People have believed in vampires since the earliest recorded times. In a book called Antidote Against Atheism written in the 17th century by Dr. Henry Moore tells the story of Johannes Cuntius of Silesia in central Europe. Cuntius' dead body was scratched by a black cat before his funeral. Cuntius was reported to have reappeared and to have drunk blood.
The ancient Greeks and Romans believed in a female vampire called a lamia who seduced men and sucked their blood. Later the Greeks had another word for the vampire--vrukalakos.
The vampire grew up in Romania and Hungary around the start of the 16th century. The word comes from a Slavonic term that came into existance after 1730. At that time, reports of vampires were numerous in Eastern Europe. The accounts were picked up by travelers who wrote about the vampires, and that spread all over Europe. In the 19th century horror writers spread the vampire tale.
A French monk Dom Augustin Calmet published one of the earliest studies of vampires in 1746. He wrote:"We are told that dead men...return from their tombs, are heard to speak, walk about, jinjure both men and animals whose blood they drain...making them sick and finally causing their death. Nor can the men deliver themselves unless they dig the corpses up and drive a sharp stake through these bodies, cut off their heads, tear out the hearts, or else burn the bodies to ashes. It seems impossible not to subscribe to the prevailing belief that these apparitions do actually come forth from their graves."
One explanation for the persistent belief in vampires is that of a premature burial. Vampire stories arose when a disarranged or bloody corpse (from a grim death struggle within a coffin or vault) had been dug up for some reason.
Werewolves
Another way to look at the Werewolf
In a forest of Western France sometime around 1598, an archer and a group of armed men came across the mutilated and torn body of a boy. The men approached the body, then caught sight of what appeared to be two wolves running off. The men chased after the wolves, but found they had caught, not a wolf, but a man dressed in rags with matted, verminous hair and beard. They noticed that his hands were still stained with fresh blood, and his nails clotted with human flesh. The man turned out to be a wandering beggar named Jacques Roulet, and was brought to trial at Angers in August of 1598.
Roulet confessed:"I was a wolf."
"Do your hands and feet become paws?"
"Yes, they do."
"Does your head become like that of a wolf?"

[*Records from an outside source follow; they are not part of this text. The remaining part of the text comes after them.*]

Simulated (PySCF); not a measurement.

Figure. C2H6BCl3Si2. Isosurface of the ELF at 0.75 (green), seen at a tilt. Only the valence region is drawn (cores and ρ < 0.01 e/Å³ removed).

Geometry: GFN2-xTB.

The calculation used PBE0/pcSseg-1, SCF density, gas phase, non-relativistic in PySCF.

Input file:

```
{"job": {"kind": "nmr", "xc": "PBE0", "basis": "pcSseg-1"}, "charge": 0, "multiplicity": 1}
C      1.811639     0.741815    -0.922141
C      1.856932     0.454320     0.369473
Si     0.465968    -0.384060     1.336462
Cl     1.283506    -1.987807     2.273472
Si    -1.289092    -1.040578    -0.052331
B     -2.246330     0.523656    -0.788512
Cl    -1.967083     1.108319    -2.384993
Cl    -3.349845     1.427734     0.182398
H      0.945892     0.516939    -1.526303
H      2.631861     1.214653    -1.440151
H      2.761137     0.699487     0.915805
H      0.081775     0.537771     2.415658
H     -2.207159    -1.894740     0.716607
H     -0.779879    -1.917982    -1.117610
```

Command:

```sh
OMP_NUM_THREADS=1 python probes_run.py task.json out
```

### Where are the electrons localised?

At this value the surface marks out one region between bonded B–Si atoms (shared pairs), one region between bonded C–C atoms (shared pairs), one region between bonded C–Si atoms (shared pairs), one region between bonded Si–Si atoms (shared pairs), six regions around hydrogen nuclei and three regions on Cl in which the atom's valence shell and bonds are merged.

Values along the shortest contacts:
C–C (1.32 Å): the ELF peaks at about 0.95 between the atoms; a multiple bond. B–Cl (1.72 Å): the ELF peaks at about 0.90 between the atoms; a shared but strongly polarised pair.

"I do not know how my head was at the time; I used my teeth."
To reach a verdict, the court had to decide whether Roulet was a werewolf or a lycanthrope, which is related but different. A werewolf is a living person who has the power to change into a wolf. The workd comes from Old English wer meaning man, and wolf. A lycanthrope is someone suffering from a mental illnes that makes him believe he transforms into a wolf. This word comes from the Greek for wolfman. The court showed Roulet a compassion rare for its time. They decided he was mentally sick and sentenced him to a madhouse for only two years.
Reports of werewolves have been documented since ancient times. In the 5th century B.C.E. Herodotus wrote:"Each Neurian changes himself once a year into the form of a wolf and he continues in that form for several days, after which he resumes his former shape."
A story from the Middle Ages tells of a Russian noblewoman who doubted that anyone could change into an animal. One of her servants volunteered to prove her wrong. He changed into a wolf and raced across the fields, chased by his mistress's dogs, which cornered him and damaged one of his eyes. When the servant returned to his mistress in human form he was blind in one eye.
The traditional home of the werewolf is the forests of France. Reports of werewolves reached epidemic proportions in the 16th century. As many a 30,000 cases were listed between 1520 and 1630.
Many stories have surfaced about the werewolf. Including movies. My personal favorite story is the book by Robert R. McCammon, The Wolf's Hour, where the werewolves are merely creatures of survival. Click on the link to go to Amazon.com, and read reviews about it.
Zombies
The walking dead. Neither ghost nor person, the zombie is a body without soul or mind raised from the grave and given a semblance of life through sorcery. Haiti is the home of the zombie with it's past of voodoo religion.
Voodoo is a combination of African, Roman Catholic, and some American Indian beliefs plus traditional occult practices from Europe. Its roots are in Africa, and voodoo began with the arrival in Haiti of the large numbers of African slaves. The thousands who died during or after their journey were continually replaced. The majority came from areas dominated by the Yoruba-speaking people. These groups had a strong belief in the gods. Torn from their homeland and their families, transported under appalling conditions to a strange land, the slaves carried with them their traditions, their belief in magic and witchcraft, and the memory of the gods and ancestors they worshiped in Africa. In Haiti this was to form the basis of voodoo. The new religion became a solace and a force for a suffering and uprooted people. Voodoo grew strong and eventually more sinister.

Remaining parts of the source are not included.